Local author and CAST member Paul Breen asks whether our glass should be half empty or half full as we set out on the new season:
Starting off with a nod to one of my favourite Charlton blogs, this is going to be a glass half-empty, glass half-full rollercoaster kind of article. Maybe it’s an appropriate topic too since my last article in one fanzine was about The Royal Oak and my latest in another is again connected to the joys of drinking amongst the Charlton family on a matchday.
When it comes to Charlton-related writing, the glass is certainly overflowing. There’s a health and an exuberance around the club that would give anyone a buzz with or without a beer. Popular young journalist Benji Nurick has also been given a new position in the club as editor of Valley Review. A whole range of other initiatives are happening across the club in terms of the Women’s Team, diversity, inclusion and fan engagement, including those with four legs or otherwise equipped. All of this has contributed to the buzz in different ways. But will that buzz still be there by the time Shrewsbury come to town on 23rd April 2022?
Hopefully yes, with plenty of positives to come. And being Charlton, a few hiccups along the way. By the time we go to Ipswich on the weekend of 30th April, we’ll have passed through 22 other away grounds in League One. The first glasses of the season will be raised at home in SE7 though. We start against Sheffield Wednesday next Saturday 7th August. In some quarters, a lack of signings and consequent squad depth has caused justifiable concerns. However, past experience has shown that rushing into signings for the sake of it can cause even more long-term damage. Just think of Dowie in 2007 and Neil Lennon’s last summer at Celtic where years of good work was undone in a single disastrous transfer window.

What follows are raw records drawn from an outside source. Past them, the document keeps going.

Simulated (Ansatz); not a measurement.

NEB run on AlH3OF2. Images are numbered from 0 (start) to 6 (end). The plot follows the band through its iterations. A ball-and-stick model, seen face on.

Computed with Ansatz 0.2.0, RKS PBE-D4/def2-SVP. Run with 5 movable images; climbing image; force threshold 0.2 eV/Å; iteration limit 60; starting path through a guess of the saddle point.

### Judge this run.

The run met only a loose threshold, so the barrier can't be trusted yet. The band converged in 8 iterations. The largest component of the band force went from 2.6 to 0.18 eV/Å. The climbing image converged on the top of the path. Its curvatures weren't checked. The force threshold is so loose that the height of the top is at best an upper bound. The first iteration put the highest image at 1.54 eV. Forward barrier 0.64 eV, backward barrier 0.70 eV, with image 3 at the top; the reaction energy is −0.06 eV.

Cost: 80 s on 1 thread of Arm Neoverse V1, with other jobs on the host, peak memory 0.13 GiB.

We do need a stronger squad though to compete across the duration of another long, arduous season in which there will inevitably be injuries. Nigel Adkins, having won several promotions at this level before, obviously knows that and must have a plan in place. Compared to Chris Powell’s team of 2012 which had a look of champions from the outset, the 2021 squad looks thin on the ground. Hopefully though, by the time we go to Gillingham on the 4th of September, the squad will have been bolstered in a few key places.
Ideally that would come before Saturday 21st August when we face Wigan at home. Although buying big is no guarantee of success, they have had a summer overhaul of their squad. At the time of writing, they have brought in nine players including Ben Amos and Jordan Cousins. Most importantly, they have added a couple of strikers with goalscoring potential. If they hit the ground running, we could be drinking our sorrows in local pubs after that game. And worse than that if they hit the ground running, there are 5 games in August. We have 3 of those at home and the very same in September, so we need a good start too.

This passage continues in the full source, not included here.